September 19–20, 2016: Training
September 20–22, 2016: Tutorials & Conference
New York, NY

Mitigating sprawl with microservices and containerization

Susan Fowler (Uber )
1:30pm–2:10pm Wednesday, 09/21/2016
Infrastructure reimagined DevOps, Resilience engineering Beekman Audience level: Advanced
Average rating: ****.
(4.42, 12 ratings)

Prerequisite knowledge

  • Familiarity with process management, the software development life-cycle, containerization, microservices, and the concepts of broad-scale architecture
  • What you'll learn

  • Understand why breaking monoliths into microservices and buying into containerization moves the need for discipline in development to new, possibly unforeseen places that are less about software development and often more about process management
  • Description

    Drawing on her experience at Uber, Susan Fowler explains how to smash a monolithic API into many hundreds of containerized microservices for fun and profit—and how to create a posture of resiliency and reliability around an infrastructure that grows and changes daily with incredible velocity.

    Susan organizes her talk into three key areas:
    Process management: It’s not just about building software. You have to have processes around building software that include incident reviews for security and outages. You also have to have process flows to follow up on the things that come out of these processes (and provide parallel paths to new code development) so that ongoing software failures do not sabotage new development or deplete resources (or morale). Process management and organizational overhead becomes critical as the number of services and complexity increases.

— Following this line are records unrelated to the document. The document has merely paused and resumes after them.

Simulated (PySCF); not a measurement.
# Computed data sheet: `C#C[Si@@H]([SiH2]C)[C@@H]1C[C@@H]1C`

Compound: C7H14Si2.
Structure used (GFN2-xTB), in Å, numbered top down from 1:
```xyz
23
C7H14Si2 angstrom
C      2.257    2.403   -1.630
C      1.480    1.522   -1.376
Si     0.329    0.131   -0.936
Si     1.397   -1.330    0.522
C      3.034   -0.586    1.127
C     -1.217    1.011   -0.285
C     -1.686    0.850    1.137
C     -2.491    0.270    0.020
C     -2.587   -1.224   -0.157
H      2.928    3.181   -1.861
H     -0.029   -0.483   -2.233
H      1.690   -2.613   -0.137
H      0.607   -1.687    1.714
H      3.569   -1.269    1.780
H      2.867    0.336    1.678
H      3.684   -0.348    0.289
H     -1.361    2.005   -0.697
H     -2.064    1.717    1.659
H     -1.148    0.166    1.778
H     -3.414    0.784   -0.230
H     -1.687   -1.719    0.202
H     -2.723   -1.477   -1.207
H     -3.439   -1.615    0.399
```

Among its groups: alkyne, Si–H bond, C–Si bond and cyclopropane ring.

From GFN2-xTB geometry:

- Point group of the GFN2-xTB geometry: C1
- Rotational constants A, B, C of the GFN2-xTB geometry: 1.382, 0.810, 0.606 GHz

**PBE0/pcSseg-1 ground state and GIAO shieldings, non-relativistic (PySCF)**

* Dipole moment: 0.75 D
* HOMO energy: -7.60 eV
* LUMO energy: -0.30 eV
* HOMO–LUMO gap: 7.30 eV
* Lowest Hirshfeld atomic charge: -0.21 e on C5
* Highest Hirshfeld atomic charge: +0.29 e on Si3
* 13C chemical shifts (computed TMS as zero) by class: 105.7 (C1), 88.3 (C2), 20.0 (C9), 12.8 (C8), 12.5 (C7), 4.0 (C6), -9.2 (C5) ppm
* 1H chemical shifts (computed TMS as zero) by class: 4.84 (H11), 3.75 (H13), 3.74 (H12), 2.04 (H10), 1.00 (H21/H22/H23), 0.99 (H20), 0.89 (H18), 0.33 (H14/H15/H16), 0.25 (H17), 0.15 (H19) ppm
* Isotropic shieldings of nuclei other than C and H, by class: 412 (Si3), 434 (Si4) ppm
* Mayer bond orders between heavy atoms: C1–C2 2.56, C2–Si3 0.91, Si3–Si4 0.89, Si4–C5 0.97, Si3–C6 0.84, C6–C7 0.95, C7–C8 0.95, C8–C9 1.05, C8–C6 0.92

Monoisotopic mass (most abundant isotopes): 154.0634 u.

    Metrics and monitoring: If you can’t quantify what you are doing, why are you doing it? If you change a piece of code but can’t quantify the effect of that change, why did you bother to change it? Containerization and microservices give us new introspection into the tiniest spaces in our software stack with increased agility. But we have to know where to look, how to instrument that monitoring, and what to do with the metrics once we have them; by checking at cross-service boundaries, monitoring code defects, performing exhaustive root cause analysis, et cetera, we begin to see a deep picture of very tiny pieces of a very large and complex architecture. Susan shows how incident mitigation and a comprehensive review process driven by the SRE team have allowed Uber to “see into” parts of its services that previously were opaque or hard to get visibility into.

    Evangelizing, teaching, and sticking to it: One of the things that comes up repeatedly in talking to developers outside of Uber (and developers new to Uber) is that ideas like orthogonality, black box design, fragile parsers, language barriers, unit tests, code reviews, and general coding discipline have to be practiced even more carefully. A lack of these practices (technical debt) is magnified by microservices rather than omitted. The same is true with containers. Technical debt exists in a microservice- and container-driven world; it is just isolated into smaller pools of debt, and it surfaces in outages or when new people are brought in. But it still costs developer time and organizational time. Susan discusses the process Uber SRE has developed for approaching these situations, ultimately leading to increased reliability across the stack.

    Photo of Susan Fowler

    Susan Fowler


    Susan Fowler is a site reliability engineer at Uber, where she splits her time between embedding within business-critical microservice teams and running a production-readiness initiative across Uber’s diverse set of microservices.